The beverage giant posted yet another quarter of mixed results, after quarter upon quarter of dowdy sales of carbonated drinks, especially in the US. Beverage sales, which make up roughly half of PepsiCo’s global business, are becoming a bigger and bigger sore spot as soda sales decline in the company’s major markets. Soda consumption has been falling since its peak in 2005 in the US and tapering in emerging markets.

And yet, Pepsi’s profit estimates beat the street, saved by the likes of potato chips and granola bars. The company’s snack sales jumped 3% in the Americas and nearly 10% in emerging markets including China, Brazil, Mexico and Turkey. By contrast, its soda sales now represent a mere 15% of its North American business, according to the company’s earnings call today. Analysts fear a new soda tax in one of PepsiCo’s largest international markets, Mexico, will worsen the soda scourge (Mexico is the world’s second-largest consumer of carbonated soft drinks per capita after the US).

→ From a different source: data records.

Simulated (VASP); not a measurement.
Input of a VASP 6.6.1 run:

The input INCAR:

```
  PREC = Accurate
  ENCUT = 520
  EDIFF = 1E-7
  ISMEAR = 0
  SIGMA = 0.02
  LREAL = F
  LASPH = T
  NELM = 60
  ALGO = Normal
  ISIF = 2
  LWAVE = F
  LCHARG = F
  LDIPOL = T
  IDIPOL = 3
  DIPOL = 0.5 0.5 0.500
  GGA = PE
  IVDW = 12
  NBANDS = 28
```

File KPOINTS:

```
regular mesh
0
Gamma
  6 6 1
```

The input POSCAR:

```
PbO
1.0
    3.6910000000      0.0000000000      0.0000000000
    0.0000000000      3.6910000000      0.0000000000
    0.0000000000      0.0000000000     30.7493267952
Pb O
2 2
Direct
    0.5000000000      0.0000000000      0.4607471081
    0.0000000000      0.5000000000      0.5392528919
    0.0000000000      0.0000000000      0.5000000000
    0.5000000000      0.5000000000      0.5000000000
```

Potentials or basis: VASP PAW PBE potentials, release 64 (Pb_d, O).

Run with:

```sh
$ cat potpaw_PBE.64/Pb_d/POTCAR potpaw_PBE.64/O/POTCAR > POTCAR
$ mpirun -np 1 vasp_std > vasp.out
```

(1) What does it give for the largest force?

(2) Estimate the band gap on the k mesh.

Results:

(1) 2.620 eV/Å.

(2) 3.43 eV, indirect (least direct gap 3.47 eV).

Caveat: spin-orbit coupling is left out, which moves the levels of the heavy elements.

“We expect about two-thirds of our revenue growth will come from snacks,” CEO Indra Nooyi said today in Pepsi’s earnings call. Not everyone believes that’s the right direction. Activist investor Nelson Peltz has been pushing the company, already the world’s biggest snacks maker, to spin off its American food business and spread Doritos, Lays and Fritos around the globe on its own, potentially by buying international food purveyor Mondelez.

The low-hanging fruit, er, chips, are in markets like Mexico and Brazil, where consumers are already hooked on snacks. Snacks are among the first products emerging market consumers tend to splurge on as their countries urbanize. That leaves far more room for PepsiCo to run in underserved markets like India, where rural-to-urban migration, long hours and office life have yet to hook the bulk of consumers on pre-made snacks.